EASTON, Pa. — As three teenagers seed catnip, cabbage and beets at a picnic table under a large red umbrella, Mark Reid tends to the small details that make for successful planting.
The cabbage needed shallower indents than the ones 15-year-old Ralph Foss originally planted. So Reid — Easton Urban Farm’s farmer and project manager — asked to look at the boy’s hands before instructing him to go halfway down his fingernail before placing the seed.
- The Easton Urban Farm at the Easton Area Neighborhood Center hosts high school interns every year to learn more about gardening
- Interns get both gardening experience and career skills
- They are taught under project manager and farmer Mark Reid
Layla Brown, 14, learned to garden from her grandmother, whom she calls “Nanny.” Layla seems to love it, despite identifying the dirt under her fingernails as her least favorite part of the job.
It doesn't stop her from a job well done, because just moments earlier she took off her gloves to better plant her beet seeds one by one.
"She was telling me about how they farm here and how there's a giant garden, and how like you kinda get to help your community. And I was like, ‘Oh, I'm interested in that.’”Layla Brown, an intern at the Easton Urban Farm
A budding program
Elijah Walters, 14, says gardening reminds him of his grandfather back home in Jamaica, where they grew apples, star fruit and grapes. Apples were Elijah’s favorite. The catnip seeds eventually need to be covered, so Reid instructs Elijah to brush dirt over them gently, as sunlight will be essential.
All three teens are high school interns at the Easton Urban Farm (EUF) at the Easton Area Neighborhood Center on South Side. The third year of the high school program started last week.
It has averaged four participants a year, but Reid hopes that will grow with the recently approved farm expansion.
Reid says expansion plans for the half-acre plot are going well, with the city having recently sent in assessors to plan the move of a playground inhibiting the farm's growth.
He hopes to have the new section up and running by the end of this planting season, but says that in all likelihood it will take until next year.
According to a brochure for the program, interns earn $200 a week, but all three working there now cited a desire to be outside as a main reason for applying.
“I wanted something to do in the summer.," said Layla. "And [my grandmother] already volunteered here. And so she was telling me about how they farm here and how there's a giant garden, and how like you kinda get to help your community. And I was like, ‘Oh, I'm interested in that.’”
Community resource
The EUF provides produce both for the neighborhood center’s food pantry and for drop-offs in the West Ward, which is what Layla means by helping the community. The microfarm produced upward of 11,000 pounds of fruits, veggies, herbs and flowers in 2022.
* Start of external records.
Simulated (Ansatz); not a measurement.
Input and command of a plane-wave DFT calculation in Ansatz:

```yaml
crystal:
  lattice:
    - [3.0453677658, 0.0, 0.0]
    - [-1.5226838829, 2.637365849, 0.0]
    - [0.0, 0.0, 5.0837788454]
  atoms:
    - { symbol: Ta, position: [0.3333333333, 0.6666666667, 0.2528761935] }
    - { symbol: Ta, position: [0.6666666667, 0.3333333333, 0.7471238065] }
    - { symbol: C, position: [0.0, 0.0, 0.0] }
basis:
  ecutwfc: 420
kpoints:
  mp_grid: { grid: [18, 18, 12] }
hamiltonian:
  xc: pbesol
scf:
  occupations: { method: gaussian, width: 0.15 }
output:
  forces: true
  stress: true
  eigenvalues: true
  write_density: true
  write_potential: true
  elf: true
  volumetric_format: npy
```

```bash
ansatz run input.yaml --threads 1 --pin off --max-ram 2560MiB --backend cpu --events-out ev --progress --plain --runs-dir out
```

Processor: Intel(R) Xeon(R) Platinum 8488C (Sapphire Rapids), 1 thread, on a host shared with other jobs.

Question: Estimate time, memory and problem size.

When asked what the catnip he was planting was for, Elijah answered, “Well, I was told that it's like an herb and it can be used to make perfume…I didn't [know] either. I was informed not too long ago, because I was wondering.”
Elijah says he thinks he’s too quiet, but Reid says he’s learning quickly. Ralph also is a teen of few words, but he says the weeding is his least favorite part of the internship.
Reid says the teens learn skills in and outside of gardening.
The neighborhood center provides resume and cover-letter classes to the interns, as well as letting them interact with guest speakers, like the Easton Tomato Girl and a beekeeper from Prohibition Honey.
Reid also hopes to add more structure to the internship this season in which returning interns can help teach future students. (The farm also has college interns, whom Reid says serve as a resource for the high schoolers and on this particular day were out delivering produce).
The teens say gardening figures into their future plans in one way or another.
Elijah is interested in potentially being a farmer, though he makes no commitments.
Ralph hopes to continue gardening with his family.
And Layla wants to travel abroad and create an ecosystem garden, where the plants grow close together and help each other grow instead of in separate, if orderly, rows like the ones on the urban farm.